Three agents submit three pieces, each looking fine. You assemble them and it surfaces: agent A returns dates as dd/mm, agent B reads them as mm/dd; agent C assumed a field is always present, while A lets it be empty. No piece is "wrong" within its scope. They're wrong where they meet — and no one owns that meeting point.
This is the most overlooked step in orchestration: everyone focuses on "splitting up," forgetting that "joining back" is where the truth shows itself.
01Gathering needs an owner, not just adjacency
✕ Set side by side
✓ Reconcile with an owner
The hinge is the word decide. Gathering isn't a mechanical stitch-the-pieces-together — it's where you (or an agent given exactly the gathering role) check each piece against the shared contract, find where they argue, and decide which piece yields. A conflict with no one to decide it doesn't vanish — it just sinks, waiting to blow at the real join.

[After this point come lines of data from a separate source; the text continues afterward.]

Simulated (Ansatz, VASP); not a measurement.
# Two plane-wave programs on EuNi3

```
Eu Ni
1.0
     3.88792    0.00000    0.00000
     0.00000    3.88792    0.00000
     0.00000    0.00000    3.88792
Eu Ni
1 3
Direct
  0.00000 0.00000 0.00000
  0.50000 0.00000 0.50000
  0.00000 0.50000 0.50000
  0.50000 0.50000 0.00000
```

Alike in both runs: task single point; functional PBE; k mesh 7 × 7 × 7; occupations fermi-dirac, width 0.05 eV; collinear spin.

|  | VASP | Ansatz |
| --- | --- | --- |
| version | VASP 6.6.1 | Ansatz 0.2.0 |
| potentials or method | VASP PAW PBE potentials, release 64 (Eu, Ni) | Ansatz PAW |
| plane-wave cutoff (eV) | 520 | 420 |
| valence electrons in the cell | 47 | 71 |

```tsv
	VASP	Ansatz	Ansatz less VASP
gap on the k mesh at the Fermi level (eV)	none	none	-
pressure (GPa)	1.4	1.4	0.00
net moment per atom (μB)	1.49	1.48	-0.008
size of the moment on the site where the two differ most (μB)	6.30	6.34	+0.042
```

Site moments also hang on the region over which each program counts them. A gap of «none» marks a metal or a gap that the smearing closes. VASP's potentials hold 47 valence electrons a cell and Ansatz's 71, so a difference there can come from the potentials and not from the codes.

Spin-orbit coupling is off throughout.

02The gather point is also the check point
A convenience: the gather point is the natural place to apply the "verify before you trust" gate. All three agents may report "done" — but each one's "done" is only done-within-its-role. The real done is when the pieces join and run together, and that can only be proven at the gather step.
So don't treat gathering as a tidy-up tacked on at the end. It's the step where the whole team's work either becomes something usable, or reveals itself as a pile of individually-right. One gather point, one decider, one check against the shared contract — that's what turns "many agents" from a mess into a machine.